Friday, 17 May 2019

Alyssa Milano proposed a sex strike to protest restrictive abortion laws but it kind of misses the point.

Alabama and Georgia have passed restrictive and possibly illegal abortion laws, and, no surprise, a lot of people are upset about it. Many Hollywood productions that shoot in Georgia are departing from the state in protest.

Jordan Peele and J.J. Abrams announced they will continue to shoot Lovecraft Country in Georgia, but the money they earn from the show will go straight to two charities working to overturn the law.

But actress Alyssa Milano, who shoots Insatiable in Georgia, came up with probably the most attention-grabbing (and kind of problematic) way to protest the law. She called for a sex strike.

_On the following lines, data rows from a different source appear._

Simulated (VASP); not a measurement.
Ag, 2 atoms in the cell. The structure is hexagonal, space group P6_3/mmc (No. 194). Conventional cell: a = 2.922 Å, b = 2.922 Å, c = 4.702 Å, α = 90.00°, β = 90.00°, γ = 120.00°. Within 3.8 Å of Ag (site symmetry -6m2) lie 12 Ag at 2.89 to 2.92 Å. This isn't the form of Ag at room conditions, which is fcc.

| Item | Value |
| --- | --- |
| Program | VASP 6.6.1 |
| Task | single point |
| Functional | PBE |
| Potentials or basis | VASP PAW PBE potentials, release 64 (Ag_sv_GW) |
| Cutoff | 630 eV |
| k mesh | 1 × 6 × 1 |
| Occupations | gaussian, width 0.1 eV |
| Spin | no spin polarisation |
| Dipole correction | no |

Georgia’s new law forbids abortion when a heartbeat is detected, roughly six weeks into a pregnancy. Legal abortions after a heartbeat is detected are allowed if the pregnancy jeopardizes the life of the mother, or if the fetus will not survive outside the womb. Abortion is also allowed in the case of rape or incest as long as the woman files a police report.

“Our reproductive rights are being erased. Until women have legal control over our own bodies we just cannot risk pregnancy. JOIN ME by not having sex until we get bodily autonomy back. I’m calling for a #SexStrike. Pass it on,” Milano wrote on Twitter.

Milano’s sex strike received some support.  

But others were quick to point out the flaws in Milano’s logic. The idea of a sex strike reduces sex to a bargaining tool. It reinforces the misogynistic ideas that women’s bodies are there to give sexual pleasure to men, women are not supposed to enjoy sex, and refusing to have sex with a man is a punishment.

Milano said that the idea of a sex strike was to get people’s attention and to raise awareness of the issue, which it did. “A #SexStrike is another way for people who have the potential to get pregnant to call attention to this systematic onslaught and assert the power to change our own destinies,” Milano said.

Sure, the whole Lysistrada thing might have worked in a time when men were writing books with titles like How to Train Your Wife, and nobody batted an eye. But we’ve progressed a lot since Ancient Greek times, and so must our ideas of what should be considered a protest.